The fidelity of the German native soldiers at this period, and the fact that so few of them voluntarily surrendered to the British, have been quoted in certain ill-informed quarters as providing a striking testimony to the affection which the Germans are alleged to have inspired in the native population of East Africa. Subscription to any such opinion argues a complete misunderstanding of the military system which the Germans erected in their African colonies. It had for its basic principle the establishment among the native population of an isolated caste, whose members were not only allowed, but were actively encouraged, to assert their superiority over the rest of the inhabitants of the country, who, where a soldier was concerned, ceased to have any rights of person or of property, and could look for no redress when it was an Askari who had maltreated them. It will be remembered that in the German mind, as it was revealed to a disgusted world in August and September, 1914, there existed a strange confusion of thought, which drew no distinction between fear of physical violence and the respect inspired by noble qualities. Thus it was openly declared by the German High Command that the organized bestialities practised in Belgium would cause the whole world “to respect the German soldier.” It was this characteristic confusion of ideas which led the Germans in their African colonies to seek to inspire the native population with a proper spirit of “respect” for their white rulers, by placing every ruffian who wore the Kaiser’s uniform above the law, and by bestowing upon him a free hand in so far as the treatment of the rest of the native population was concerned. An example may be cited, which is drawn from the personal knowledge of the present writer. In September, 1913, a German native soldier in the employment of the Togoland Government shot an old woman—a British subject—for an unwitting breach of quarantine regulations, and having shot her, proceeded to club her to death with the butt-end of his rifle Protests were duly made to the then Governor of Togoland, Duke Adolf Freidrich of Mecklenburg, and assurances were given that suitable notice had been taken of the incident. Yet when the British occupied Lome, the capital of Togoland, less than a year later, the culprit was found not even to have been sentenced to a term of imprisonment.
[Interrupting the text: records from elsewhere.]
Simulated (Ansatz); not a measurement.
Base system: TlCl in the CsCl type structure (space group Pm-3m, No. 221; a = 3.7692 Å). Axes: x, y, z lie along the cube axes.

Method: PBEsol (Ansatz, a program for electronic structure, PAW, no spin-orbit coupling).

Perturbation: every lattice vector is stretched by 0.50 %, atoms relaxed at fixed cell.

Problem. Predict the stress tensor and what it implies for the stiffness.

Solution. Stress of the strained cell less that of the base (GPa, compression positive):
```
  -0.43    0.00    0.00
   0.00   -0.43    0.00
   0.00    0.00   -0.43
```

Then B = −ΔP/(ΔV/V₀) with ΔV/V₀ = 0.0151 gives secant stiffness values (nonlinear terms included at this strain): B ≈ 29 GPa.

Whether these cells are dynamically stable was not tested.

During the earlier part of the campaign, and as far as possible up to the very end, everything was done to mark the superiority of the Askari over the rest of African mankind. They were provided with carriers who were, to all intents and purposes, their bondsmen and body-servants, their very rifles being carried for the soldiers when on the line of march and at a secure distance from the enemy. For their use a commando of women, under military escort, was marched about the country—a luxury with which the German officers also were for the most part plentifully provided; and, in fact, no stone was left unturned to impress upon the men themselves and upon the rest of the native population that the Askari were a Chosen People in whose presence no dog must presume to bark.
The inevitable effect of this system was that the hand of every civilian native throughout the German colonies in Africa was against the Askari, and when war broke out these native soldiers were unable, even if they had been willing to risk so hazardous an experiment, to melt back into the native population from whom they had been completely differentiated and isolated, and whose undying hatred they had earned in good measure, shaken together, pressed down, and running over. Their only safety lay in holding together, and in maintaining as long as possible the tottering military system to which they owed alike their past privileges and their present imminent danger of death at the hands of an enemy, or of still worse things if they fell into the clutches of their outraged countrymen. Toward the end of 1916 a number of captured Askari were sent back to British East Africa, and were there incorporated in a battalion of the King’s African Rifles. The reputation which they there won for themselves is instructive—excellent on parade, but a most violent and undisciplined crew when off duty, who in their relations with the native population respected the laws neither of God nor of man.
It was due to the German system, it is true, that the Askari remained faithful to their white masters, but the reasons which inspired this fidelity are to the last degree discreditable to Germany and to her conception of the manner in which an European nation should “co-operate in the work of civilization”[[2]] among a primitive people in a distant land.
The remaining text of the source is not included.